This study investigated the impact of handedness on a common spatial abilities task, the mental rotation task (MRT). The influence of a right-handed world was contrasted with people’s embodied experience with their own hands by testing both left- and right-handed people on an MRT of right- and left-hand stimuli. An additional consideration is the influence of matching the shape of the hand stimuli with the proprioception of one’s own hands. Two orthogonal hypothesis axes were crossed to yield four competing hypotheses. One axis contrasted (i) embodied experience versus (ii) world knowledge; the other axis contrasted (a) the match between the visual image of a hand on the screen and one’s own hand versus (b) the resemblance of the shape outline information from the hand stimuli with the proprioception of one’s own hands.

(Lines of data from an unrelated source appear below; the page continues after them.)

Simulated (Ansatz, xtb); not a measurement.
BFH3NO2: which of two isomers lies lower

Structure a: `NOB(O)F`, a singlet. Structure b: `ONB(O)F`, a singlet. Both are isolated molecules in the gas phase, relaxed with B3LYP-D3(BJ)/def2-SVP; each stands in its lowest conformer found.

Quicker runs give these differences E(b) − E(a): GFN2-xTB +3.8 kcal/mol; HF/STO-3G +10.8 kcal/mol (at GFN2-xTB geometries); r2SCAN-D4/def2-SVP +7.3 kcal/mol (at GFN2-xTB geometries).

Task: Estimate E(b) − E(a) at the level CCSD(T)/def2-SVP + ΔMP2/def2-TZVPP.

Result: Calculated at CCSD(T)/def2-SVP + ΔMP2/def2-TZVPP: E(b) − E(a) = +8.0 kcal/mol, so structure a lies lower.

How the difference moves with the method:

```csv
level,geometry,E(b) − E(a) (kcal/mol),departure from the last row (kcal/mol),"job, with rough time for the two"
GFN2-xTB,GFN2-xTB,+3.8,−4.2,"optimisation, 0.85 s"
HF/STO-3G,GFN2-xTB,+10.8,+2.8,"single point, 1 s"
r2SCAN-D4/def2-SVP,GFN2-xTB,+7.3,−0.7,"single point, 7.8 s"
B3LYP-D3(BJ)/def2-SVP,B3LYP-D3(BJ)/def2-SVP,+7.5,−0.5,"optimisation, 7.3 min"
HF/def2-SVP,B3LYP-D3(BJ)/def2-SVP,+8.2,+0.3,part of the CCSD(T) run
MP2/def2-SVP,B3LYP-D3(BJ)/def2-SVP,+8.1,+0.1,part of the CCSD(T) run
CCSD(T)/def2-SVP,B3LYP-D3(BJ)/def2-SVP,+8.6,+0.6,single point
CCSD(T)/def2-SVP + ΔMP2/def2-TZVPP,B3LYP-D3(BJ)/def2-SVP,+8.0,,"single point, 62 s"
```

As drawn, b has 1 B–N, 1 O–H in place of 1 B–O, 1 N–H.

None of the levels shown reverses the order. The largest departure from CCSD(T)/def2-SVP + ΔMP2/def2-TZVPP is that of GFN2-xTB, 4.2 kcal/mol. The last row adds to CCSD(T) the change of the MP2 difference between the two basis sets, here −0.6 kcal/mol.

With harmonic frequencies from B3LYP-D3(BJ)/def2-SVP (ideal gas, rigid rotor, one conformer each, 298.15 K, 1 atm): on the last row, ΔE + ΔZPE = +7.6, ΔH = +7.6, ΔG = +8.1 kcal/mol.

Among people with mixed handedness, right-handers performed more accurately for left-hand stimuli, while left-handers had a trend for higher accuracy for right-hand stimuli. For people with extreme handedness, right-handers outperformed left-handers. Regardless of group, there was no significant variation in performance for left-hand stimuli, with only right-hand stimuli producing significant variation.
No hypothesis fully aligned with all the data. For left-hand stimuli, the consistent performance across groups does not provide support for embodied experience, while world knowledge might influence all groups similarly. Alternatively, the within-group variation for mixed-handed people supports embodied experience in the hand MRT, likely processed through visual-proprioceptive integration.